VDP timings

By pitpan

Prophet (3152)

pitpan's picture

22-06-2003, 17:34

Hi!

I want to know if you can improve this copy routine from RAM to VRAM made for MSX1 (that's it TMS9918 and compatibles). My goal is speed as well as flexibility

; Parameters:
; HL: source address (RAM)
; DE: destiny address (VRAM)
; B: number of 8 byte blocks to be copied
RAM2VRAM:
ld a,e
di
out (99h),a
ld a,d
or a,40h
out (99h),a
ei
ld c,98h
LOOP:
ld d,b
outi
outi
outi
outi
outi
outi
outi
outi
ld b,d
djnz LOOP
ret

It's really easy and quite useful. It's goal is to copy in a flexible-enough routine the maximum of data during V-Blank.
The main loop is 4x2+16x8+13x1=149 T-states long. So it takes 149 T-states to copy a full 8-byte block and restart the loop.
The v-blank period is 4300 microsecs long (at 60 Hz). So, making some numbers, the maximum 8-byte blocks that can be copied using this routine, if my timings and calculations are right, is 103. Getting round numbers, let's say 100 because of the overhead of the begining of the routine. That is only 100x8=800 bytes of data copied from RAM to VRAM.
Any other interesting idea? I know that this routine is fast enough to copy a whole NAME TABLE in graphic mode I or II (screen 1 or screen 2). It's not a very high bandwith.

Any suggestions?

Kind regards,

Edu R.

Login or register to post comments

By pitpan

Prophet (3152)

pitpan's picture

22-06-2003, 19:51

WYZ suggested in HispaMSX mailing list the following modification:

; Parameters:
; HL: source address (RAM)
; DE: destiny address (VRAM)
; B: number of 8 byte blocks to be copied
RAM2VRAM:
ld a,e
di
out (99h),a
ld a,d
or a,40h
out (99h),a
ei
ld c,98h
LOOP:
ld d,b
outi ; now only 7xOUTI
outi
outi
outi
outi
outi
outi
ld b,d
outi
jp nz,LOOP ; faster, takes 10T
ret

So now the main loop takes 146 T-states. Correct me if I am wrong. My doc about opcode timings is not very good. 105 8-byte blocks can be copied this way during v-blank period (840 bytes).

By Grauw

Ascended (10578)

Grauw's picture

22-06-2003, 21:58

; Parameters:
; HL: source address (RAM)
; DE: destiny address (VRAM)
; BC: number bytes to be copied
RAM2VRAM:
ld a,e
di
out (99h),a
ld a,d
or a,40h
ei
out (99h),a

dec bc ;Number of loops is in BC
inc c ;Calculate 'fast loop' value
inc b
ld a,c
neg ;Jump value inside outi array
and 16-1
add a,a
ld (SelfM+1),a
ld a,b
ld b,c
ld c,98h
SelfM:
jr $
Loop:
REPEAT 16
outi
ENDR
jp nz,Loop
dec a
jp nz,Loop
ret

With this you can copy any number of bytes from the RAM to the VRAM. Only the first loop takes some additional calculation time, but the rest of the iterations are very fast. Also, the loop can be easily unrolled more by replacing both 16's with for example 32, and that will make it even a bit faster.

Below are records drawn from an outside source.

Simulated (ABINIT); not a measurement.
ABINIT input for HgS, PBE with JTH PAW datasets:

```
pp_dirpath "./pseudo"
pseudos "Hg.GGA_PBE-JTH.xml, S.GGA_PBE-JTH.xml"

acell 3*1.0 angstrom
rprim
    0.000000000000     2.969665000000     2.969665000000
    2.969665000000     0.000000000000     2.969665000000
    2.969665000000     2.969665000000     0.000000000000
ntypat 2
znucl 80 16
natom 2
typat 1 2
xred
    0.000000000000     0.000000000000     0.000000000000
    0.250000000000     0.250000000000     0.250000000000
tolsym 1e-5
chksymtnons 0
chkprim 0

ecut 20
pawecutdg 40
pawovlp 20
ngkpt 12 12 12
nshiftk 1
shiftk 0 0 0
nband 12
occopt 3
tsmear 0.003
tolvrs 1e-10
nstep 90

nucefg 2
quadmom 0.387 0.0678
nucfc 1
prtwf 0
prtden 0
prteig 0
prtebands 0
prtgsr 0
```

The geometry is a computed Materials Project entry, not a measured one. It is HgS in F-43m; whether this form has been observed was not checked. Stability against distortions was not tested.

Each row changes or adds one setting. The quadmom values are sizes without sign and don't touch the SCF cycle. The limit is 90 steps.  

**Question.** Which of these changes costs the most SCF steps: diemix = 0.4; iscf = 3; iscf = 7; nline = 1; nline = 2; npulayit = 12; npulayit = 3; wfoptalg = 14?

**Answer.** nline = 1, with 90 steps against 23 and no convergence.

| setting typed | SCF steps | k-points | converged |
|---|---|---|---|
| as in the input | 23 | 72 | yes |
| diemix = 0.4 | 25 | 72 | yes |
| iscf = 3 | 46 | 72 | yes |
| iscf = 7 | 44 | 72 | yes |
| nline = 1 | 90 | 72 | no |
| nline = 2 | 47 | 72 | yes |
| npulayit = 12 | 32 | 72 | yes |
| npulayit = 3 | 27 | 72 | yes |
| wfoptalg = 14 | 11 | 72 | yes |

Check out http://map.tni.nl/?p=articles/fast_loops.html

~Grauw

By pitpan

Prophet (3152)

pitpan's picture

22-06-2003, 23:06

...The problem is that I do need to deal with 8 byte precission, not more, not less.
Anyway, the basic idea of using a serie of OUTIs and not OUTIR was taken from your excelent article about fast-loops in MAP, as you pointed.

Kind regards,

Ed Robsy

By NYYRIKKI

Enlighted (5918)

NYYRIKKI's picture

26-06-2003, 17:23

Here is my suggestion:

ld a,b
di
ld c,#99
out (c),e
set 6,d
out (c),d
ei
dec c
loop:
outi
outi
outi
outi
outi
outi
outi
outi
dec a
jp nz,loop
ret

... and if you want some more speed you can expand the loop like this:

loop:
outi
outi
outi
outi
outi
outi
outi
outi
dec a
ret z
outi
outi
outi
outi
outi
outi
outi
outi
dec a
ret z
outi
outi
outi
outi
outi
outi
outi
outi
dec a
jp nz,loop
ret

By NYYRIKKI

Enlighted (5918)

NYYRIKKI's picture

26-06-2003, 21:23

Grauw, you can still optimize your routine at least 8 T States... Smile

Change:

dec bc ;Number of loops is in BC
inc c ;Calculate 'fast loop' value
inc b
ld a,c
neg ;Jump value inside outi array

TO:

dec bc ;Number of loops is in BC
inc b ;Calculate 'fast loop' value
ld a,c
cpl ;Jump value inside outi array

If memory is not an issue and you need move really large blocks with maximum speed, then here is a extreme version of Grauw's routine. Smile (I don't really think, that this is usefull, but anyway...)

; Parameters:
; HL: source address (RAM)
; DE: destiny address (VRAM)
; BC: number bytes to be copied

LD A,C
EXX
LD H,0
LD DE,LOOP
NEG
LD L,A
ADD HL,HL
ADD HL,DE
PUSH HL
EXX
LD A,B
INC A
DI
LD C,#99
OUT (C),E
SET 6,D
OUT (C),D
EI
DEC C
RET

LOOP:
REPEAT 256
OUTI
ENDR
DEC A
JP NZ,LOOP
RET

By Grauw

Ascended (10578)

Grauw's picture

29-06-2003, 18:46

Grauw, you can still optimize your routine at least 8 T States... Smile
Heh, it was a quickie I wrote it in notepad... Never really tried or used it. So forgive me Smile. Still, I think I can improve the examples in the MAP article with this a little aswell.

If memory is not an issue and you need move really large blocks with maximum speed, then here is a extreme version of Grauw's routine. Smile (I don't really think, that this is usefull, but anyway...)
Cool. But ah, yes, in my routine you can unroll it up till 128 loops, and that's already pushing it speed-wise (there isn't much gain). By the way, if you're into memory wasting, you might aswell align the OTIR array on a 256-byte boundary, which should make some calculations a little faster Smile. Still a nice way of jumping inside the OTIR array though Smile.

~Grauw